Philosophical Works, v. 2 (of 4)


Page 33 of 113



'Tis commonly allowed that madmen have no liberty. But, were we to judge by their actions, these have less regularity and constancy than the actions of wise men, and consequently are farther removed from necessity. Our way of thinking in this particular is, therefore, absolutely inconsistent; but is a natural consequence of these confused ideas and undefined terms, which we so commonly make use of in our reasonings, especially on the present subject.

We must now show, that, as the union betwixt motives and actions has the same constancy as that in any natural operations, so its influence on the understanding is also the same, in determining us to infer the existence of one from that of another. If this shall appear, there is no known circumstance that enters into the connexion and production of the actions of matter that is not to be found in all the operations of the mind; and consequently we cannot, without a manifest absurdity, attribute necessity to the one, and refuse it to the other.
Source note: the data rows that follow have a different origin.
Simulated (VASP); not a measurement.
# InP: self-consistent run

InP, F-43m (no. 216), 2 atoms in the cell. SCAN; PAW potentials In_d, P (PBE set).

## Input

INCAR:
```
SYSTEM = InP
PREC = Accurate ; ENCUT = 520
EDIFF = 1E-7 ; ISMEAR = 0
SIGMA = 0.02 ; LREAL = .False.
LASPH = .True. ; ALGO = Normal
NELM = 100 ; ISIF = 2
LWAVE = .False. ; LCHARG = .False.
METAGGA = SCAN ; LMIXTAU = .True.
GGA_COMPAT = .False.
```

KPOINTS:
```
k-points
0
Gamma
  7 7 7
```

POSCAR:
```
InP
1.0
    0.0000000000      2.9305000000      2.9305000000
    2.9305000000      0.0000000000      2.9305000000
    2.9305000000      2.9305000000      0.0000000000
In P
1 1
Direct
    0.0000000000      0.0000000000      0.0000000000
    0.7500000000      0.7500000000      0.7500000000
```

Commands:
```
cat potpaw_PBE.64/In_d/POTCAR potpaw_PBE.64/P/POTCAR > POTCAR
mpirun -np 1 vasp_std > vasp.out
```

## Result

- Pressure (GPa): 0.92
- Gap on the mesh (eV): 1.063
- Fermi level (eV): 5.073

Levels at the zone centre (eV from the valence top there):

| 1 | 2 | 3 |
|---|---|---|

There is no philosopher, whose judgment is so rivetted to this fantastical system of liberty, as not to acknowledge the force of moral evidence, and both in speculation and practice proceed upon it as upon a reasonable foundation. Now, moral evidence is nothing[Pg 157] but a conclusion concerning the actions of men, derived from the consideration of their motives, temper, and situation. Thus, when we see certain characters or figures described upon paper, we infer that the person who produced them would affirm such facts, the death of Csar, the success of Augustus, the cruelty of Nero; and, remembering many other concurrent testimonies, we conclude that those facts were once really existent, and that so many men, without any interest, would never conspire to deceive us; especially since they must, in the attempt, expose themselves to the derision of all their contemporaries, when these facts were asserted to be recent and universally known. The same kind of reasoning runs through politics, war, commerce, economy, and indeed mixes itself so entirely in human life, that 'tis impossible to act or subsist a moment without having recourse to it. A prince who imposes a tax upon his subjects, expects their compliance. A general who conducts an army, makes account of a certain degree of courage. A merchant looks for fidelity and skill in his factor or supercargo. A man who gives orders for his dinner, doubts not of the obedience of his servants. In short, as nothing more nearly interests us than our own actions and those of others, the greatest part of our reasonings is employed in judgments concerning them. Now I assert, that whoever reasons after this manner, does ipso facto believe the actions of the will to arise from necessity, and that he knows not what he means when he denies it.

All those objects, of which we call the one cause and the other effect, considered in themselves, are as distinct and separate from each other as any two things in nature; nor can we ever, by the most accurate survey of them, infer the existence of the one from that[Pg 158] of the other. 'Tis only from experience and the observation of their constant union, that we are able to form this inference; and even after all, the inference is nothing but the effects of custom on the imagination. We must not here be content with saying, that the idea of cause and effect arises from objects constantly united; but must affirm, that 'tis the very same with the idea of these objects, and that the necessary connexion is not discovered by a conclusion of the understanding, but is merely a perception of the mind. Wherever, therefore, we observe the same union, and wherever the union operates in the same manner upon the belief and opinion, we have the idea of causes and necessity, though perhaps we may avoid those expressions. Motion in one body, in all past instances that have fallen under our observation, is followed upon impulse by motion in another. 'Tis impossible for the mind to penetrate farther. From this constant union it forms the idea of cause and effect, and by its influence feels the necessity. As there is the same constancy, and the same influence, in what we call moral evidence, I ask no more. What remains can only be a dispute of words.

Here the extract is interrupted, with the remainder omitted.